True enough, I'd have to learn to fly one.

Haven't looked yet, but I think at just over house height it should be OK? Only 10 metres?

Reply to
David Lang

It's the other way around, ie whether you are too close to people. It may be okay on private land, with the owner's permission.

Reply to
GB

True but can mostly be dealt with by (a) insurance, (b) carrying ladders and fishing rod on the van, and (c) thick skin ;)

Yep -but AIUI the rule against flying near buildings etc are for the hoi polloi. But Dave could seek permission from the CCA for his operations by getting qualified. AIUI not cheap - but I think it'd mean he could put "Drone Pilot" on his van/website/etc

Reply to
Robin

It's a growing business.

Reply to
GB

The downside I can think of is if you're offering to do the survey, that will incur a liability should the survey prove defective.

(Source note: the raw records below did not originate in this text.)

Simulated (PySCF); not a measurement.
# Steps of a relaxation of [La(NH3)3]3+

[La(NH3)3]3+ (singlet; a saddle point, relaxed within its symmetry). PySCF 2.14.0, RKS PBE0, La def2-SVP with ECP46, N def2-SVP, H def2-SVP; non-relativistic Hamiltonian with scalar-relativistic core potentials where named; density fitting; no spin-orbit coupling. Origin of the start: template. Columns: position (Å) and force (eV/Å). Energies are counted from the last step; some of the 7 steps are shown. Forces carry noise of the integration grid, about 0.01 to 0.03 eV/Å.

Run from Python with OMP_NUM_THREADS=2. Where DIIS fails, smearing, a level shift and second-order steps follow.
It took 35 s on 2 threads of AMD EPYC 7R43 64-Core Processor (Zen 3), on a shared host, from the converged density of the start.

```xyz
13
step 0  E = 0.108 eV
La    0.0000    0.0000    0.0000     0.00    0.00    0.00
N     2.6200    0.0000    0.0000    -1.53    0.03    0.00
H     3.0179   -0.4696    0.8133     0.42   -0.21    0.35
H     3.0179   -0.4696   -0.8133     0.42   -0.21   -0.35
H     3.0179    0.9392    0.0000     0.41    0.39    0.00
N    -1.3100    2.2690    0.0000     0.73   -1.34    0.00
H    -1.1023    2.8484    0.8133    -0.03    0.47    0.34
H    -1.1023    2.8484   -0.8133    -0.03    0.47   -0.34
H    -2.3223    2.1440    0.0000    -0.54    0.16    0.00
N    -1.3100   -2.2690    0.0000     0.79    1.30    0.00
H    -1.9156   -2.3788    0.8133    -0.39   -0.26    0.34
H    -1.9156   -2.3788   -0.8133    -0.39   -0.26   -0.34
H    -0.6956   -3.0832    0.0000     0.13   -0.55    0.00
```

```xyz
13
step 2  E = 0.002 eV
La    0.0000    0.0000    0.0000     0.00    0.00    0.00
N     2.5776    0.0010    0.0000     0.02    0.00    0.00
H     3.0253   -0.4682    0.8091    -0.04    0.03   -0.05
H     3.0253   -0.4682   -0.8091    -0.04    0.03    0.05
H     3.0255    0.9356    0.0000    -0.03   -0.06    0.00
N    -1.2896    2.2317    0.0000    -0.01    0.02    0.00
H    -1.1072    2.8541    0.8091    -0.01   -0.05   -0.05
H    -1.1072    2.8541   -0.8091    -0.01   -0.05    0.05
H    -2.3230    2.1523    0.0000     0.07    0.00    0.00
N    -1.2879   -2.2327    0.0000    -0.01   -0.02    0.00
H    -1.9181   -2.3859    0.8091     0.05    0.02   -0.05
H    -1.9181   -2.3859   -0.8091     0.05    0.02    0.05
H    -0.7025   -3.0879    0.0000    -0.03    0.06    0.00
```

OTOH if you were offering an inspection service where you provide pictures but no advice, that might be ok.

Reply to
Clive George

That's what professional indemnity insurance is for.

We have experimented with a drone for the inspection of aerials and dishes that are on roofs where access would be expensive, needing machinery or scaffolding. It's all right I suppose, but there are limitations. You can't test the security of things by getting hold and wobbling them, you can't really see small details like cable damage, and there's always the risk that you might have to pay for the access equipment just to get the drone back.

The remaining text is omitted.